Increases of global information security threats remain as much a certainty as death and taxes, at least according to the latest Information Security Survey from PWC. That report, which was published in October, highlights several troublesome trends and provides valuable information for those concerned with enterprise IT security. Nonetheless, interpreting the information delivered into applicable best practices remains a challenge for many IT security professionals. Especially those who will be assigned the task of keep their organizations from becoming one of the latest statistics in the battle against cybercrime.
PWC rightly points out that cyber security has become a persistent business risk and that threats (both to the economy and intellectual property) are on the rise. The report goes on to identify some very troubling incidents, including:
- More than half (53%) of global securities exchanges have experienced a cyber attack (IOSCO Survey)

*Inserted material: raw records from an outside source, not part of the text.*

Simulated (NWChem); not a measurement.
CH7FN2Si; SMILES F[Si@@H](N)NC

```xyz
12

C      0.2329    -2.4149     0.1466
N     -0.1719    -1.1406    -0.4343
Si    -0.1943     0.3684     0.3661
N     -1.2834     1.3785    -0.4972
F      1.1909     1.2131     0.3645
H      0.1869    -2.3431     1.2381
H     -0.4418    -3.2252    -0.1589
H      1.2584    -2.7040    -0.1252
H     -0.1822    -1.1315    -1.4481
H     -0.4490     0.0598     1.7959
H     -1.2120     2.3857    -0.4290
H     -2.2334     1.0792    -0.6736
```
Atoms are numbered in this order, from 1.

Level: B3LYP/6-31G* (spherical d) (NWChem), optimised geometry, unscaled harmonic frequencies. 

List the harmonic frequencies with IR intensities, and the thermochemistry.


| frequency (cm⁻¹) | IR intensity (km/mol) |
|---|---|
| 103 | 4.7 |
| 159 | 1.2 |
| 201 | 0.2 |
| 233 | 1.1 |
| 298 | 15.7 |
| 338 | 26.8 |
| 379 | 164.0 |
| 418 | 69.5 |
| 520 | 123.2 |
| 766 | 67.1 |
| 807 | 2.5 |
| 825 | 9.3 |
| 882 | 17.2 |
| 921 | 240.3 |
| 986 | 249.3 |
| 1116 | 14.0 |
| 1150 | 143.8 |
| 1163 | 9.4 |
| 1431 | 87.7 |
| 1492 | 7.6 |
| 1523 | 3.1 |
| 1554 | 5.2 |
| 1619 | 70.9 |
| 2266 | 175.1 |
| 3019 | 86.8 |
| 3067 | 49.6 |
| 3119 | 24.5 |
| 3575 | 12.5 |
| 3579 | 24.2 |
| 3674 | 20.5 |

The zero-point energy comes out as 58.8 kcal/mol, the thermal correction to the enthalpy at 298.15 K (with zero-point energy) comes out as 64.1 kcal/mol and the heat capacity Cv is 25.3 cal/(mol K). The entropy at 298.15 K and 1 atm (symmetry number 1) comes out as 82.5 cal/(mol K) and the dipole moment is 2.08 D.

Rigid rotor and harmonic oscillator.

- In South Korea, some 105 million payment card accounts were exposed in a security breach (Symantec Corp)
- City officials in Verden, Germany announced the theft of 18 million email addresses, passwords and other information (TechWeek, Europe)
- Cyber thieves stole more than $45 million from worldwide ATM accounts of two banks in the Middle East (CNet.com)
While the above mentioned compromises prove to be just a small fraction of the security incidents that occurred in 2014, those incidents do reveal some of trends, namely that financial gain is a key motivator for attackers and that even the most secure organizations are still susceptible to threats, two realizations that should be game changers for those seeking to protect IT assets from cybercrime.
Is the victim at fault?
When it comes to cybercrime, the complacency of the victims is sometimes at fault. While that does not excuse the criminal nature of the attackers, it does highlight the need for organizations to be proactive in protecting their assets – after all, the law only comes into play after a crime has be committed, meaning that the numerous anti-cybercrime laws on the books hold little sway against determined cybercriminals.
In other words, organizations should be taking a defensive position and grid themselves for attack as inevitability and as not an exception to the rule. That ideology will prove to be a key factor in the paradigm shift needed to protect against the onslaught of attacks expected in 2015.
PwC is forecasting that global security incidents are on track to grow some 48% in 2015, which should strike a dissonant chord with the majority of security professionals.
Is risk management the answer?
With the idea of a security paradigm shift on the table, today’s cyber-defenders should be thinking in different terms than just traditional security initiatives, shifting their focus towards an ideology of “cyber risk management”, which is being fueled by an initiative founded by the NIST.
The NIST has set forth a security framework (NIST Cybersecurity Framework) that stresses management over technology and highlights several best practices that should help organizations defend against the imminent threats posed by increasing cyber-attacks. While some of the elements of the framework fit under the realm of accepted best practices and common sense, there are other elements that encompass a sea-change on how organizations deal with cyber threats, namely in the core ideology of five concurrent and continues functions that provide a strategic view into the lifecycle of an organization’s management of cyber security risk. Those functions include:
- Identify: Build an institutional understanding of cybersecurity risk to organizational systems, assets, data and capabilities
- Protect: Develop and implement the appropriate safeguards, prioritized through an organization’s risk management process, to ensure delivery of critical IT capabilities without compromises
- Detect: Build the appropriate systems and policies to identify the occurrence of a cybersecurity event
- Respond: Create and implement the appropriate activities, policies and events that must occur if a cyber-security event occurs
- Recover: Develop and implement the appropriate activities, prioritized through the organization’s risk management process, to restore the capabilities or critical infrastructure services that were impaired through a cybersecurity event.
While the NIST states that its methodologies and best practices are optional, the organization does make a strong case for those looking to benefit from a holistic approach to cyber security, and at the very least, sheds some light on what should be an important conversation within any business relying on cyber capabilities to conduct business.
Those charged with the management of enterprise cyber security must delve deeper into what makes up an enterprise’s cyber security ideology and make appropriate adjustments before disaster strikes.